Dear Reader,

In my first year of journalism school in Chapel Hill, North Carolina, while my classmates applied for summer internships at public-relations firms and in corporate newsrooms, I sent a handwritten note to the editor of an unusual nonprofit journal I’d recently discovered. Curiosity, not ambition, inspired me to write. This humble magazine was unlike any other I’d seen — authentic, intimate, and relevant to me in surprising ways — and I wanted to meet its creator. Since his office was not far from campus, a week later I rode my bike toward the low-rent part of town to visit him. I turned right at the tire shop and parked in front of an old house with a porch swing. Inside I found editor Sy Safransky seated at an oak desk beside a window. Like the magazine itself, The Sun’s office was quiet, uncluttered, and full of light. When Sy mentioned a project he could use help with, I leapt at the chance to volunteer.
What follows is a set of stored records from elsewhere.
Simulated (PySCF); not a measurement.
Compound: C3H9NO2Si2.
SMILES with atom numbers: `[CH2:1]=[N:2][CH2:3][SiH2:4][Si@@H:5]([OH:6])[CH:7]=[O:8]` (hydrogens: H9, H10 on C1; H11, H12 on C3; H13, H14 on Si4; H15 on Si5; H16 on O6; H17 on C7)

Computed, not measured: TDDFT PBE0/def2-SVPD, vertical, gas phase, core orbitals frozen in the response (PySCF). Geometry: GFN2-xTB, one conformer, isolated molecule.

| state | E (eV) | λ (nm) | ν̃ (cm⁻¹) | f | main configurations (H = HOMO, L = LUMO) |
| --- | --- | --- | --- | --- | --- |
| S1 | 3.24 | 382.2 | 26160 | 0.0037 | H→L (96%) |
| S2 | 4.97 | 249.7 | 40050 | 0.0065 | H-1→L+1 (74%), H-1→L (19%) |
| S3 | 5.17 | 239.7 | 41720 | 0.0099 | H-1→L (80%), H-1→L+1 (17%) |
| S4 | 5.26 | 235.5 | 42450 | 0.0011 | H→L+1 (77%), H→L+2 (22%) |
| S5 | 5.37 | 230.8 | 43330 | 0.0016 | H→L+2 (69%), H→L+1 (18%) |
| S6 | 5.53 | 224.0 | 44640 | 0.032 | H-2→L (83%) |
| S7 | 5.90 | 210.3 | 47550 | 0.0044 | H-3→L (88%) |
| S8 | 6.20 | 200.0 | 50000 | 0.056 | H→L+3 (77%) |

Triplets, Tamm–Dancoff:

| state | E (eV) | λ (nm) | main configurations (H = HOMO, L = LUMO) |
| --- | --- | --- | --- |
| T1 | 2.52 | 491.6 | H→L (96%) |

In my journalism classes I’d been taught that magazines needed either ad revenue or major corporate benefactors to stay afloat. So I was baffled to discover that The Sun had neither. Didn’t the publication need the money? Weren’t readers accustomed to seeing ads? When I posed these questions to Sy, he ran a hand through his unruly gray curls, peered at me through his John Lennon glasses, and flashed his boyish smile. He wasn’t against ads, he said; he simply didn’t feel they belonged in such a personal magazine. (Nor did he object to mariachi bands, but he wouldn’t want one serenading him at his desk.) He wanted The Sun to be an oasis from the noise and temptations of a commercially driven culture, a place where readers were addressed as human beings, not consumers.

I nodded as if I understood, but I wasn’t sure. The way he spoke about publishing was entirely new to me. Later, after I was hired full time to help manage The Sun’s circulation, I often reflected on this conversation. When large bookstore chains said that thickening the magazine with ads would increase its “perceived value” for customers, and a consultant advised us to pluck the “low-hanging fruit” of ad revenue, I wondered if they might be right. I longed for a quick and easy way to improve The Sun’s bottom line.

But the absence of advertising, I’ve realized, enriches the magazine in ways that can’t be tallied in a spreadsheet. The writing in The Sun makes an impression partly because readers can give it their undivided attention. An interview that punctures a reader’s illusions isn’t followed by an ad selling a fantasy of the good life. An author’s quiet expression of truth isn’t drowned out by the siren call of a one-time offer. Because The Sun is entirely reader supported, we are also able to consistently print what is meaningful and enduring rather than what is merely marketable.

For a staff as small as ours, publishing a monthly magazine is labor-intensive: there’s only a handful of us to review thousands of manuscripts, polish every sentence, answer a high volume of correspondence, and monitor a budget in which each dollar counts. When we’re facing tight deadlines and less-than-glamorous tasks, it helps to remember that we’re not working hard to enhance the profits of a publishing conglomerate, or to sell products, or to advance the aims of a particular religious or political group. Instead we’re working for you. This formula isn’t taught in journalism school, but it’s proven more sustainable than the elaborate business plans of countless failed publications.

If you believe in independent, ad-free publishing, please make a tax-deductible contribution to The Sun. From the beginning, reader support has been the lifeblood of the magazine. In the early years, when The Sun teetered on the edge of bankruptcy, donations were life-saving transfusions. Today, in an environment that’s hazardous for independent publishers, your donations allow The Sun to thrive: to pay enough to attract talented writers and photographers; to give away free subscriptions to readers who are in prison or down on their luck; to get through the latest economic downturn without having to cut pages or lay off staff.

Each year I receive an alumni newsletter celebrating the achievements of my former journalism-school classmates who have risen to the top of their professions. Just as we were taught one publishing formula in school, we were taught one way to measure success: by the size of our salary, our office, our audience. But there is value too in staying small and independent, in maintaining our idealism, in defying conventional wisdom. The Sun’s very existence is a reminder that we can choose to follow our hearts instead of kowtowing to so-called experts — and that our impractical dreams may actually be achievable.

There are enough magazines bursting with photoshopped models, glossy ads, and larger-than-life personalities. At a time when corporate influence permeates so much of our world, The Sun remains a sanctuary where people come together each month to reflect on the human condition without distraction. Together we can keep it that way.

Krista Bremer
Associate Publisher

P.S. You can donate online at www.thesunmagazine.org or send your check to The Sun, 107 North Roberson Street, Chapel Hill, NC 27516. Your donation is tax-deductible, and we’ll send a receipt for your records.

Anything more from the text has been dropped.